The Securities and Exchange Commission has reached a $100 million settlement with BlockFi Lending over registration failures, the first since the regulator warned last fall that it would take action against cryptocurrency firms offering loan products that failed to register them as securities or to register themselves as investment companies.

“Today’s settlement makes clear that crypto markets must comply with time-tested securities laws, such as the Securities Act of 1933 and the Investment Company Act of 1940,” the S.E.C.’s chair, Gary Gensler, said in a statement on Monday.

Since March 2019, BlockFi, based in New Jersey, has been offering customers a chance to lend the company digital assets and earn interest on those loans, the commission said. Regulators said the program was essentially an investment contract, in which customers lent their money with the promise they would be repaid more at a later time. BlockFi should have registered them as securities and should have registered itself as an investment company, the S.E.C. found.
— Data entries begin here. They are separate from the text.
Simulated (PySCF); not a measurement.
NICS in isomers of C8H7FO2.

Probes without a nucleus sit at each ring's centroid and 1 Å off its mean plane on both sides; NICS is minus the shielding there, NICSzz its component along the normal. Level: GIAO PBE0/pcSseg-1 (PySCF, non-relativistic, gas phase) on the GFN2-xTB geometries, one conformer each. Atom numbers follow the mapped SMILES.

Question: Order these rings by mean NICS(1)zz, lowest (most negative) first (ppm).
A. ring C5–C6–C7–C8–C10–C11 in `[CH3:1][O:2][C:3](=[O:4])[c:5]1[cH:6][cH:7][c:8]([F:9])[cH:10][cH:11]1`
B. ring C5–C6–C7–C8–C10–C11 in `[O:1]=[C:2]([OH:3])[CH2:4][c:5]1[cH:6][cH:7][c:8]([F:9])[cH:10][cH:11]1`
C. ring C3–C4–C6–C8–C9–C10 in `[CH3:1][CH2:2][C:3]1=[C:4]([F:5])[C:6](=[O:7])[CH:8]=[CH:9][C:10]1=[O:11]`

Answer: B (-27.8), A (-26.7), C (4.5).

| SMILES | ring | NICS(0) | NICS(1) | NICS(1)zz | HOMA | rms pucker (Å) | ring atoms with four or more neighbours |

While the settlement was the first of its kind, the threat of S.E.C. scrutiny already had scuttled plans by Coinbase, the largest U.S.-based cryptocurrency exchange, to launch a similar loan product. Coinbase executives argued that its new product should not count as a security, but they canceled their plans for an interest-generating Lend product in September

BlockFi’s chief executive, Zac Prince, said that the settlement was a step forward.

“Today’s milestone is yet another example of our pioneering efforts in securing regulatory clarity for the broader industry and our clients, just as we did for our first product — the crypto-backed loan,” Mr. Prince said in a statement.

BlockFi was preparing to offer a new version of its loan product called BlockFi Yield, which would adhere to S.E.C. rules, Mr. Prince said.

“We intend for BlockFi Yield to be a new, S.E.C.-registered, crypto interest-bearing security, which will allow clients to earn interest on their crypto assets,” he said.

The company said existing customers of its current loan product, BlockFi Interest Accounts, would be able to keep their outstanding loans going and would earn interest as usual, but they would not be able to add to their positions. The company also said it would stop offering that product to new U.S. customers. BlockFi has 60 days to meet the S.E.C.’s registration requirements.

Half of the $100 million settlement will go to the S.E.C., while the other half will go to 32 states where regulators had brought similar charges against BlockFi, the commission said.